David Taylor - Analyst
No, no. That was a $43.9 million gain. In addition to that, you have a $30.4 million gain relating to charges in the fair value of financial instruments. I'm quoting from your release.
John Longino - CFO
Yes, the issue there is that, again, you're -- we're valuing all of the consolidated assets and all the consolidated debt that's in our balance sheet, and the reality is that in the current environment, the liabilities have actually suffered more, because they're securitized liabilities. They've actually suffered more than the assets. So we've actually written down the liabilities by a larger amount than we've written down the assets, which generates a gain in our income statement.
David Taylor - Analyst
Okay. I follow you. Thank you.
John Longino - CFO
Sure.
Operator
Your next question comes from the line of [Arthur Burns] with [Deltec]. Please proceed.
Arthur Burns - Analyst
I -- just seeing if I heard you correctly and trying to understand the difference between deferral on a TruPS preferred issuer and a default on a TruPS preferred issue. Was there a difference?
Jay McEntee - President, CEO
Yes. The TruPS preferred instruments provide for a five year deferral feature that's really required in order for the underlying banks to get Tier One capital treatment for them. So when a bank notifies us that they're in deferral, it doesn't necessarily mean that the bank is going away.
But in contrast, if a bank gets taken over by the regulator, it pretty much means that that security is no longer worth anything and will never -- there will never be a recovery on it. So a deferred institution is one that has notified us, hey, we're going to [PIK] the payment, basically, and try and work through our issues, and a defaulted one is one that's gone.
Arthur Burns - Analyst
Right. And the deferral does PIK? I mean, it accrues?

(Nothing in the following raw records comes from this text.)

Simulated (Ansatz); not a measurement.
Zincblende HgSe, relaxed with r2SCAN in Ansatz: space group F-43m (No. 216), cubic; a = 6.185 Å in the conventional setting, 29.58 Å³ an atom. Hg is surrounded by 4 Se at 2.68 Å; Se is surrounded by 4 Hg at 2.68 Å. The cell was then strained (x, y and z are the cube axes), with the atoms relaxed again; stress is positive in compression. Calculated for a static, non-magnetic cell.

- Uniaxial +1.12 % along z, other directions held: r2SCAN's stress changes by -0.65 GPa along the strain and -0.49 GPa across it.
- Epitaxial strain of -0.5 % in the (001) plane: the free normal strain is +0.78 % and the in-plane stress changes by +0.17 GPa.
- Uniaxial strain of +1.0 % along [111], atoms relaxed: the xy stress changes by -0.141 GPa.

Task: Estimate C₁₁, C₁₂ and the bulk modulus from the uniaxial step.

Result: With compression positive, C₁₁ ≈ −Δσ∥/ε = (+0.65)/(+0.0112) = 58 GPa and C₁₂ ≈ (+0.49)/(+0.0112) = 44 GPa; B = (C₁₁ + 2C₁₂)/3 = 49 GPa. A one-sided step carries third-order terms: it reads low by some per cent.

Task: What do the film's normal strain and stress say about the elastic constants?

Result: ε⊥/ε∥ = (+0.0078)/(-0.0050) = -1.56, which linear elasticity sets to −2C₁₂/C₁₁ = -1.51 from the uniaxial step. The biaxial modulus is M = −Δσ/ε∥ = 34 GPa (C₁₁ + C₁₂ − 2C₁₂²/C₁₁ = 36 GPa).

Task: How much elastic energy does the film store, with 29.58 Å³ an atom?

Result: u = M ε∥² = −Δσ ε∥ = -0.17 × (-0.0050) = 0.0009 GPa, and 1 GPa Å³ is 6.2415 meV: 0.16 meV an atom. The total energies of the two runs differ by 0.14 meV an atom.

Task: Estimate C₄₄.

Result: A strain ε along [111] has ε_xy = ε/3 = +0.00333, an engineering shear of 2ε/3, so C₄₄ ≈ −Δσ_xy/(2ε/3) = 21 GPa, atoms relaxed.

Jay McEntee - President, CEO
That's correct.
Arthur Burns - Analyst
Right. Thank you very much.
Jay McEntee - President, CEO
You're welcome.
Operator
Your next question comes from the line of Lee Carter. Please proceed.
Lee Carter - Analyst
Morning.
Jay McEntee - President, CEO
Hi, Lee.
Lee Carter - Analyst
Am I correct in assuming that it's the same management for RAS as AFN?
John Longino - CFO
No.
Jay McEntee - President, CEO
No, it's not. I mean, the AFN -- the correlation between RAIT, RAS, and AFN is that the CEO of RAS is the Chairman of AFN, but there are no other crossovers, if you will, of people.
Lee Carter - Analyst
On March 10 of '08 you issued a statement that said the approximately $2.7 billion, or $45 a share, recognized an increase in stockholders' equity. Has that disappeared, or have you recognized whatever was in that amount?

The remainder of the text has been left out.